Favorite Horror Stories: "Blood Son" by Richard Matheson (1951)

Until he was twelve Jules kept pretty much out of trouble.

Of course there was the time they found him undressing Olive Jones in an alley. And another time he was discovered dissecting a kitten on his bed.

How about that for a creepy kid? I mean, that is just textbook. Red flag and three-alarm fire. Get this kid into a psych ward posthaste. But in Richard Matheson's telling, "Those scandals were forgotten." I know it beggars the imagination today, but you know, as Lou Reed and the Velvet Underground sang, "Those were different times." And Matheson, one of the Founding Fathers of our beloved horror and dark fantasy genres, isn't writing a true-crime tale; this early Fifties, much-anthologized short story is called "Blood Son," and he's only setting the stage for our disturbed young protagonist to fulfill his much-desired destiny.

Originally appearing in a spring 1951 issue of a magazine called "Imagination" under the title "'Drink My Red Blood...'", Matheson uses spare, plain sentences in paragraph form to highlight the single-mindededness of little Jules: he wants to be a vampire. Born "on a night when winds uprooted trees" with three teeth to latch onto his mother's breast to drink mingled milk and blood, Jules has never not been creepy. He doesn't speak till he is five years old and then it's to say "Death" at the dinner table. Then he starts making up words, edgy freak-out-the-squares stuff like "killove" and "nighttouch." He's a failure in school, unless it's reading and writing, then "he was almost brilliant." A literate creep!

When he's 12 he goes to the movies one Saturday and sees a picture called Dracula (Matheson doesn't have to specify which Dracula because in 1951 there was only one Dracula). And like many kids who see a movie that makes them feel something special but they aren't quite sure what to do with those feelings, he goes home and locks himself in the bathroom for two hours. Ignoring his parents pounding on the door, Jules finally emerges with "a satisfied look on his face." But he's also got a bandage on his thumb, so it's not that kind of creepy. 

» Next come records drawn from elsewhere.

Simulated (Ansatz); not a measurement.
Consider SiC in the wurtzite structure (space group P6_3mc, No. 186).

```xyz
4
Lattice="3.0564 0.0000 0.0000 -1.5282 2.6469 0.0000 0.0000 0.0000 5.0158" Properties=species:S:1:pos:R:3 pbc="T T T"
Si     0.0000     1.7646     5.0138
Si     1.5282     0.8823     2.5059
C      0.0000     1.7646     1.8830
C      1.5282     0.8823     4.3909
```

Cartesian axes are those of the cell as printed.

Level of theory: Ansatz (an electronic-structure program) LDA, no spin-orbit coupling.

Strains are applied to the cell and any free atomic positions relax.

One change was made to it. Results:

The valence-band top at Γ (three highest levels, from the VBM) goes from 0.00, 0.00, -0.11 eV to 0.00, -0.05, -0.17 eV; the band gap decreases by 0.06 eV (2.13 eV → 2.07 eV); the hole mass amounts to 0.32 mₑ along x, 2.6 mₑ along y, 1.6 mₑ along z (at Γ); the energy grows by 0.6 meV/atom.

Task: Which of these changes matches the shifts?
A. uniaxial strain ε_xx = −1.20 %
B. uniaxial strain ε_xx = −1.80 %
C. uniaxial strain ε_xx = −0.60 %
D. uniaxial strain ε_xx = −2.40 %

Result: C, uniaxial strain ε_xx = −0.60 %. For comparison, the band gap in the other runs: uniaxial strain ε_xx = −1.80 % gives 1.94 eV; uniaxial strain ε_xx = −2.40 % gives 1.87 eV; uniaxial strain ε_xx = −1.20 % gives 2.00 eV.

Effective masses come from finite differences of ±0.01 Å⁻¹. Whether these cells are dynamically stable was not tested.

I like this kid—he skips school to hang out at the library, and from there steals a book—ok, that's not so great—but it's Bram Stoker's Dracula so I dunno, I guess I like him again. Showing his brilliance, he reads the book straight through in the  park, and then walks home reading it again "as he ran from street light to street light." As someone who tried to read the Stoker novel when in kindergarten, I really admire Jules: "As the days passed Jules read the story over and over. He never went to school."

 
1967 Avon vampire anthology
 
Eventually Jules does go back to school, mostly because he wants to write a composition to read in front of the class. Duly impressed at his offer, the teacher allows Jules to do so. She is unhappy mere moments later when he reads aloud:

"'My Ambition' by Jules Dracula. When I grow up I want to be a vampire. I want to live forever and get even with everybody and make all the girls vampires."

Such laudable, ambitious, and clearly-articulated life goals. This kid is goin' places! But alas, he's dragged out of class and is in big trouble, mister.

 
This is pretty much it for Jules and school, no surprise. He becomes a kind of juvenile delinquent, drifting around, I guess, "wandering the streets searching for something." Unexpectedly, he visits the zoo, and upon seeing the vampire bat, has a similar reaction to seeing and reading Dracula: he becomes obsessed, learns all about it, and then one night is able to grab the vampire bat from its cage. Jules takes it to a shack off an alley and, with a penknife, cuts his throat open and implores the little creature of the night to "Drink my red blood! Drink me!" The furry black bat laps it up, and then "suddenly his mind was filled with terrible clarity."

 
1977 anthology taking its title from this story
 
I guess the following is a spoiler? Yep, as his blood pours out of him, Jules realizes what a sham it's all been, and here he is, dying in an abandoned shack "lying half naked on garbage and letting a flying bat drink his blood." Jules flings the winged mammal from him in vain, stumbles outside, near death. He can hear the bat wings coming back... and then they're gone. Jules may be dying, but he can sense he's now being lifted up by a man "whose eyes shone like rubies." Who it is you can probably guess, and also what he says to the boy, fulfilling Jules's long-dreamt destiny....
 
Matheson's terse, stripped prose is incantatory, the opposite of the archaic, romantic stylings of Gothic fiction. His conflation of daily banality and supernatural malevolence is perhaps his richest contribution to the genre—no, more than that: he helped construct the modern horror tale with this duality. And having Jules engage with the fictional and cinematic Draculas is also utterly modern, Old World myth meets New World high-tech. This was an all-new approach to horror. I could sense it when I read it in my early teens, this story so bereft of ornamentation but so rich in implication, an invocation of evil, desired and embraced: this self-orphaned outsider has sought, and he is found.

4 comments:

  1. Really digging this little side adventure off into the world of genre short stories.
    I know you review collections and anthologies, but the zoom-in focus on these individual tales is a nice change of pace.
    Its been fun scrounging through all my old anthologies, trying to turn them up.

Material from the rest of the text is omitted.